In the wake of Donald Trump's upset over Hillary Clinton, it sometimes feels like every American who did not vote for Trump has been wrestling with the question of why so many did. Some attribute his win to his racist, xenophobic, and/or sexist rhetoric; others point to his "outsider" status as his main appeal to those who felt the political establishment never met their interests. These are undoubtedly factors for some Trump supporters. But the fact that a number of people who voted for Barack Obama voted for Trump this time around highlights another important reason: His message sold among the white working class.

The Washington Post reported that one-third of counties that voted for Obama both in 2008 and 2012 went to Trump this year. And Trump won 194 of the 207 counties that voted Obama one of those years. By contrast, Clinton won only six of the 2,200 counties that didn't support Obama either year.

The majority of the Obama-turned-Trump counties were concentrated in the "industrial Midwest," also known as the Rust Belt — states like Michigan, Wisconsin, Minnesota, Iowa, and Indiana, where manufacturing jobs have moved away from the area, partly due to trade deals that sent such jobs over to lower-wage countries abroad. Obama was popular among these working-class voters (or at least more so than his Republican rivals), many of whom elected him twice (though we may now question his commitment to the working class based on his support of another huge trade deal, the Trans-Pacific Partnership, during his final year in office), and Trump, with his tough talk on trade, appealed directly to this demographic in 2016.

JIM WATSON/AFP/Getty Images

Obama was keen to the possibility that Trump's message would resound among this group of voters, and he attempted to use his clout to deter them from the Republican nominee. Obama said of Trump, while campaigning for Clinton in Cleveland: "Look, if a guy's spent 70 years on this earth showing no regard for working people — there's no record that he's supported minimum wage, or supported collective bargaining or invested in poor communities — and then suddenly he's going to be the champion of working people? Come on. Come on, man."

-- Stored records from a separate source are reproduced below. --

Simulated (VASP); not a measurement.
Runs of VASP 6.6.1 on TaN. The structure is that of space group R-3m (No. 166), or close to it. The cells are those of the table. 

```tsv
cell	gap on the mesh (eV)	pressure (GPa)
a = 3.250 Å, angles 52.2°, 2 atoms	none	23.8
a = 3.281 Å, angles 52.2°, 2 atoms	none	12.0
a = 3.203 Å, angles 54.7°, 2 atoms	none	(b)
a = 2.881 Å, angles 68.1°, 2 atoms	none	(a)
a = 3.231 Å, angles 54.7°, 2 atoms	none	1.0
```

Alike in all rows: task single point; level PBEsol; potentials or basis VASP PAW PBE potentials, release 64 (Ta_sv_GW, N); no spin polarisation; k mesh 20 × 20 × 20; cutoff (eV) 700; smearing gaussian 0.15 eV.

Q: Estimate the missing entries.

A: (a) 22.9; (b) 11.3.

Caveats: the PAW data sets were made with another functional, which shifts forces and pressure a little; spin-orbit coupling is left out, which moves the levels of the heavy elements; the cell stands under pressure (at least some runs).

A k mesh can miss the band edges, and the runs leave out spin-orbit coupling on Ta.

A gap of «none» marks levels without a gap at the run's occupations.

Obama's appeal to his former supporters didn't take, whether due to the strength of Trump's rhetoric or a loss of faith in Obama's commitment to them. Another detail we would be remiss to ignore is that the two-time Obama-supporting counties that flipped to Trump were 81 percent white. Those that Clinton won are 55 percent white. This fact arguably suggests, at least, that white voters are more willing to treat Trump's divisive racial rhetoric as something that can be overlooked in favor of his economic rhetoric.

But that class and economic conditions were factors in the Trump decision for many voters is something that we would do well to acknowledge. The Democratic Party in particular ought to focus on giving them better options going forward.